Steve Johnson on "The Doom that Came to Necropolis", for Luna

This is one of those intros that just lent itself to Rod Serling.



Don't believe me?



Ahem




Necropolis is a small town, complete with small town values and small town myths. Unbeknownst to them, their doom is about to arrive, riding a motorcycle, clad in a leather jacket and armed with the weapons of science. His mission is simple, but about to trigger a war that can only be waged in … the Lunar zone.

See what I mean?






Steve Johnson on "The Doom that Came to Necropolis"


“Necropolis” came about when I was working on prose styles, which should more honestly be called slavishly copying E.E. “Doc” Smith. His Lensmen are super-competent, with more options and resources than your average superhero, so they don’t spend a lot of time tracking down purse snatchers. I needed an enemy, and who’s better than Cthulhu?



This led to “what would a story in which a Lensman went up against Cthulhu sound like?” Both Lovecraft and Smith used complex sentences with many dependent clauses, a wide vocabulary, and even similar simile-stacking compound-comparison stupendously starkly adjectivial exaggerations! So I was able to work out a pretty dead-on combination of their styles.

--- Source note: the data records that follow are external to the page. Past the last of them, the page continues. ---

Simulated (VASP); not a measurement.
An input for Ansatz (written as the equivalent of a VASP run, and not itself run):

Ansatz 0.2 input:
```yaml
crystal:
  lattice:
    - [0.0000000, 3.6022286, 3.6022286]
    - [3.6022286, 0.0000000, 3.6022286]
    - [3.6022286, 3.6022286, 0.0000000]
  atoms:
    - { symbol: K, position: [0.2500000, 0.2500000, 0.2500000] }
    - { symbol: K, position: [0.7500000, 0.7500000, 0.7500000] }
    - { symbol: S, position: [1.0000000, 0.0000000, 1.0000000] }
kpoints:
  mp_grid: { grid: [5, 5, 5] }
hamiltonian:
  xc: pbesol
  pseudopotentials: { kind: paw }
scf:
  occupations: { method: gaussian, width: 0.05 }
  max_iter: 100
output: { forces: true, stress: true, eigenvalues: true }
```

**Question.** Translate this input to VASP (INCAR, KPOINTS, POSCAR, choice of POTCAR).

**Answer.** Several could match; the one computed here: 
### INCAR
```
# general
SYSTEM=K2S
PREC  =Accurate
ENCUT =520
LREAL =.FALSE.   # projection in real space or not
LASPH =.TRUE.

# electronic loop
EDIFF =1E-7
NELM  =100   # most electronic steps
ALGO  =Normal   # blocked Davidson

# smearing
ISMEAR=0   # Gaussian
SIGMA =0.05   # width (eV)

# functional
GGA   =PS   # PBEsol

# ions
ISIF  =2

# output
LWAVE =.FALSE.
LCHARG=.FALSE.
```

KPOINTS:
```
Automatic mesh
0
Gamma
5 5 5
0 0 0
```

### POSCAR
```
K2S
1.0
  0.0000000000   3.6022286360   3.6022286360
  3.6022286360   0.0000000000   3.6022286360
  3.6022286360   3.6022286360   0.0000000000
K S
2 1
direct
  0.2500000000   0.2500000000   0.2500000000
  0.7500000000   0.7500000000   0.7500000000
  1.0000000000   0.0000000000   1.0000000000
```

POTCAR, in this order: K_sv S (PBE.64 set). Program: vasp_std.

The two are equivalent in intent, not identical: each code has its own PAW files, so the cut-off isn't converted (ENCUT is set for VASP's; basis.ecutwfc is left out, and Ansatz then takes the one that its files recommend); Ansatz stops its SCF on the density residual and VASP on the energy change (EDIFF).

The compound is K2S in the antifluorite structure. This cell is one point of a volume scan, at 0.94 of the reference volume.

That was more important to me, actually, then who was in it or what happened! Bruce Glassco, a fellow Clarionite who created the game “Betrayal at the House on the Hill”, suggested a typically hapless Lovecraft protagonist to play up the contrast, and boy did that help. Most of the story is Monk-and-Ham, Remo-and-Chuin bickering and banter, until the plot literally kicks in the door and makes them stop.



I’m still in love with the idea, by the way. I recently debuted the first chapter of a novella pitting a Doc Savage imitation against a very close copy of Cthulhu, without quite giving copyright lawyers any reason to salivate in anticipation.  Now the clear-eyed hero has a coterie of friends to help him, and a significantly bigger threat to deal with. If it works, expect a whole series of Space Men vs. the Great Old Ones stories, each bigger, more over-the-top, and more fun than the last. It would be nice to have a pulp formula like Doc Savage did, to keep the series going forever, but the big question for me in any series concept is “can you top this?”



 BUY LUNA HERE







Steven G. Johnson has reported on crimes, butchered pineapple, reviewed comic books and now teaches high school. A book-a-day man from way back, he can quote passages of Starship Troopers and the Lensman series from memory, which would be terribly useful if they were given equal weight in the curriculum to Shakespeare. That would be the only advantage of giving them equal weight to Shakespeare: the increase of Steven G. Johnson's educational usefulness. He has told convention audiences that the important things remain important, no matter what century or fictive universe: love, death, fear, power, loyalty, friendship, war and family. The crunchy bits like zombie biker sorcery from Mars are wonderfully tasty, but they are not the meal. He thinks the scariest two-word phrase in the language is "Aztec dentist" and is not at all sure he would like hearing an even scarier one. Steve and his wife, historical author Virginia C. Johnson, reside in Fredericksburg, Virginia in an old house with a tower, with their son, Benedict von Graf, their loyal dog Max, and a stable of cats. The dog is also stable.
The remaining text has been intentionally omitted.